Screeching Weasel - Ramones (Cover Artwork)
Staff Pick

Screeching Weasel

Ramones (1992)

Selfless records

In the early 90’s, someone got the bright idea to release cover versions of complete Ramones albums. The now defunct Selfless Records put out the first three between 1992 and 1994. They featured Screeching Weasel, The Vindictives and The Queers, three of the biggest names in pop-punk at the time. Ben Weasel claims that they were drunk a party when they agreed to do it. He also asserts that the band was on the brink of falling apart at the time, and that making this album helped pull them back together. It’s also worth noting that Ramones is the first SW album to feature the classic lineup of Weasel/Jughead/Danny Vapid/Dan Panic, although Weasel did not play second guitar as the Ramones only had one.

The record was recorded very quickly and very cheaply in one 14 hour marathon session by Mass Giorgini, later of Sonic Iguana fame. Ben has said that both he and Danny Vapid prefer Leave Home, but thought they could do a better job on this album. They also wanted to start at the beginning. Screeching Weasel chose not to mess around too much with the Ramones’ arrangements. The songs were slightly sped up, but otherwise largely musically true to the original versions. Any differences were subtle, like an extra noodling guitar part on “I Wanna Be Your Boyfriend” or an extra vocal melody on “53rd and 3rd”. The main difference was in the lead vocals. Ben Weasel’s nasally rasp stood in stark contrast to Joey’s unorthodox but somehow melodic delivery.
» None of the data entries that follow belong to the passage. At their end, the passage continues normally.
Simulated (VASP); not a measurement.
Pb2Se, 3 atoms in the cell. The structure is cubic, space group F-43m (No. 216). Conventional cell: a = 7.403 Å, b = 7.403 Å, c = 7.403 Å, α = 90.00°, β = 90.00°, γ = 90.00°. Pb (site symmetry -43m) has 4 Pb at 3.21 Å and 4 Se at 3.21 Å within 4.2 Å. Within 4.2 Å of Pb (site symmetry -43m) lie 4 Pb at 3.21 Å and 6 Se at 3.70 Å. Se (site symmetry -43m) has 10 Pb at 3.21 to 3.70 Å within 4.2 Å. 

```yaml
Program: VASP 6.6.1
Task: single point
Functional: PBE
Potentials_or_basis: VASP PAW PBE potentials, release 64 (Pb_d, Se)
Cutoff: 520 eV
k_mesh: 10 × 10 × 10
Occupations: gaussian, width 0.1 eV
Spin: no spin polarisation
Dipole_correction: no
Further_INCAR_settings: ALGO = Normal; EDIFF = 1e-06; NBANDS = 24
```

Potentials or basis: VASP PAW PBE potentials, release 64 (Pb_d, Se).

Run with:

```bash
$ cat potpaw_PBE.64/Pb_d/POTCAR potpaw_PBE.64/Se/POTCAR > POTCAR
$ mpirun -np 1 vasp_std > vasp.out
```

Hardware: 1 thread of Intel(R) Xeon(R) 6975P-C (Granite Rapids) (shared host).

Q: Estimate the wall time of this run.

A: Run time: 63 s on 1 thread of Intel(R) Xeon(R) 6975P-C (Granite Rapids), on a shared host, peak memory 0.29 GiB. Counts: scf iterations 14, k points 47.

Giorgini mixed the LP the same way that the first Ramones was. The guitars and vocals were on one side, and the bass and drums were on the other. The band even attempted to pose for a black and white cover photo similar to the 1976 classic. The record ended up working really well, even if it was a bit of a novelty. Although covering a complete has become a fairly common practice, it was virtually unheard of at the time, at least in punk circles. It was a little refreshing. After years of hardcore encouraging bands to kill their idols, it was nice to see the next generation give credit where credit was due.

Screeching Weasel’s Ramones has aged far better than most of the records in this series, which ended up going on way too long (on various other labels). It’s essential listening for SW fans, but probably not old school Ramones fans. While it can’t touch the original, it does it justice and remains very listenable. It has been reissued by a couple of different labels over the years, and is currently available as Beat is on the Brat (with bonus tracks) on Panic Button. It obviously didn’t hurt that they started with arguably the strongest punk material of all time. It may seem strange to praise a band for taking a 10/10 album and turning it into an 8/10 album, but it’s simply impossible to match the magic that the Ramones somehow managed to capture 40 years ago.